NOTWITHSTANDING THIS REPORT OR ANY DISCUSSIONS CONCERNING CONDITION OF A LOT, ALL LOTS ARE OFFERED AND SOLD "AS IS" IN ACCORDANCE WITH THE CONDITIONS OF SALE PRINTED IN THE CATALOGUE.
Catalogue Note
‘We had a few drawings by Braque and Picasso, and I determined that they would be fine material for the next exhibition. I bought some bolts of cheesecloth . . . and we covered the dust-darkened walls with it . . .Then I hung the few Braques and Picassos on the walls and several of the more or less related African sculptures with them. The place looked clean, fresh, and alive again, but I felt something was missing . . . When I mentioned this, [Emil] Zoler said he had a big wasp’s nest in fine condition. A wasp’s nest was perfect, especially in relationship to the Cubism we had on the wall, and it was brought in’ (A Life in Photography, Chapter 5, unpaginated).

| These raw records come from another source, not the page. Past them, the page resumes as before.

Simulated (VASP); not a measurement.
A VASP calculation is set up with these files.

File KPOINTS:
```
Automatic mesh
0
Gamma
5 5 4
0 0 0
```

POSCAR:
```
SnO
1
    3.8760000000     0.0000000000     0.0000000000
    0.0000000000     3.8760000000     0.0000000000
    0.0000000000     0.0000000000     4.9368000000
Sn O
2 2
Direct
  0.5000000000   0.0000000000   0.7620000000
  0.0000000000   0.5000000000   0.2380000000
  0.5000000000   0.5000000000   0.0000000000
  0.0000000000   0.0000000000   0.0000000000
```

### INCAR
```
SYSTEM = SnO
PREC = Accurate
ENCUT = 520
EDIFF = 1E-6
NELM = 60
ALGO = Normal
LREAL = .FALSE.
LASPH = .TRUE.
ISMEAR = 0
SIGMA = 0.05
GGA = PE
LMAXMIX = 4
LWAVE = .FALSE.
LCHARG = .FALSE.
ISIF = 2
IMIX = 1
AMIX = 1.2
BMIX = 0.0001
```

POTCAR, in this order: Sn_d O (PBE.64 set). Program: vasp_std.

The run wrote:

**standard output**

As Helen Shannon proposes in her essay ‘African Art, 1914: The Root of Modern Art,’ to which this entry is indebted, the photograph offered here functions as a kind of artistic manifesto. Two Picasso drawings—Still Life: Bottle and Glass on Table (1912), and Violin (circa 1912)—flank a Kota reliquary figure, whose shapes are echoed in the drawings and the organic forms of the brass bowl and wasps’ nest. Stieglitz had been among the first in America to promote Picasso’s work, and in 1914, he had mounted a ground-breaking exhibition of African sculpture, an innovation outside of ethnography circles. As Shannon writes, this meshing of cultures, different decades, and the natural world calls into question the traditional distinctions between Western and ‘primitive’ societies, and between high and low art (Modern Art and America: Alfred Stieglitz and His New York Galleries, pp. 178-9).
The photograph offered here was acquired directly from Stieglitz by Charles and Aline Liebman, forward-thinking arts patrons and the original owners of Stieglitz’s ‘Out of Window—291,’ Lot 8 in the present sale.
In Alfred Stieglitz: The Key Set, Greenough locates five other prints of this image: at the National Gallery of Art; The Metropolitan Museum of Art; The Museum of Modern Art; Philadelphia Museum of Art; and one formerly in the Gilman Paper Company Collection, sold in these rooms in 2006.